Last Friday afternoon, stuffing and mashed potatoes warm in my belly, I sat in the Kendall Theater enjoying Fantastic Mr. Fox, but I worried about the rain outside. I had been hoping to escape the sketchy soupiness of the starting oval that I’d enjoyed my previous two times at Baystate. When I arrived Saturday morning, I was quite surprised to find the oval—and almost the entire course—was completely dry. Phew.
Saturday was the same course they’ve run in previous years at Chocksett Middle School. The race starts with a full lap of a cinder running track before turning onto the grass. After a brief off-camber section, you’re at the bottom of a steep run-up (a combination of frost and mud always makes the last few meters too slick to ride), remounting and riding the hill’s flat top for 50 meters, and then dropping down an equally-steep descent to a sweeping turn and a “horse jump” barrier. Not my favorite, but it keeps things interesting. Some riders in the elite race actually hop the 2 feet onto the barrier. Impressive.
Photo by lodri
That’s the most interesting minute of the course. The rest is S-curves, with connecting power sections, and a set of double barriers. Overall, it suits a road rider’s strengths. After a couple of laps I was somewhere around 20th, or so I thought. I was probably closer to 15th. It was mild, but extremely windy, and I was riding alone, trying to hold my position and catch the group in front of me. Unfortunately, a group of 5 caught me. We rode together for a couple of laps, and I knew in a perfect world (one without lots of Thanksgiving-y food in my system), I could hang with them. I’m not really sure when the split occurred, but I do know that I lost them and was soon caught by another group of 3 or 4 guys.
I had fun, but I can’t say it was an interesting race. I out-sprinted one of those riders for 24th, which netted me a couple of VERGE points. The group I know I could’ve stayed with on a good day finished 16th-20th, which is a tad disappointing, but I have no one (but the stuffing) to blame.

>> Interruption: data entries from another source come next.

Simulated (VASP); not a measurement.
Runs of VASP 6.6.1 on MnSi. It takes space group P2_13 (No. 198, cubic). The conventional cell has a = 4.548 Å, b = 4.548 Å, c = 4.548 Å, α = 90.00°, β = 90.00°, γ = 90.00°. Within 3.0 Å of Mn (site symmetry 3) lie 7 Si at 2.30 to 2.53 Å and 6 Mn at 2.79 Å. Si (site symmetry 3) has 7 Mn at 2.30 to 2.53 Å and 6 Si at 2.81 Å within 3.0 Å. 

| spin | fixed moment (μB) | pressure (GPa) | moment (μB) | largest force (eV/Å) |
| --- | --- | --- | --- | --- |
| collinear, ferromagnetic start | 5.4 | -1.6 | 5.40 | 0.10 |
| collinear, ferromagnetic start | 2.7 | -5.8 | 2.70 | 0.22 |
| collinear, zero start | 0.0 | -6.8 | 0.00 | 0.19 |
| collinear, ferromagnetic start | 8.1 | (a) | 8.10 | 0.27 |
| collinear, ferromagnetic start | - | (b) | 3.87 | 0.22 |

I was really looking forward to day 2. When the released the tech guide, and I saw the ways that they were changing the course, I was pretty excited. It was going to be a lot more interesting than day 1. One thing I didn’t think about was whether or not the changes—I’d liken the new course slaloms with brief sprints in between—would suit me. In hindsight the sprints did, but the slaloms? It’s too bad both my brakes were functioning, because I used them way too much, costing me as other riders, less fit, but more comfortable with these sorts of corners, slowly pulled away in the myriad turns. The downhill after the flat-top hill had also become treacherous because the course now forced you to ride it off-camber and then turn sharply to the right. I crashed on it during warm-up, and I never felt comfortable on it during the race. After the sharp turn, there was a brief, rooty section in the woods, and the beginning there was a brief hop that would penalized you for any bobbles. Sadly, I bobbled it on the last lap, and lost 3 places, leaving me 27th overall. In spite of it not being entirely suited to my strengths, I wholeheartedly recommend they do this course again.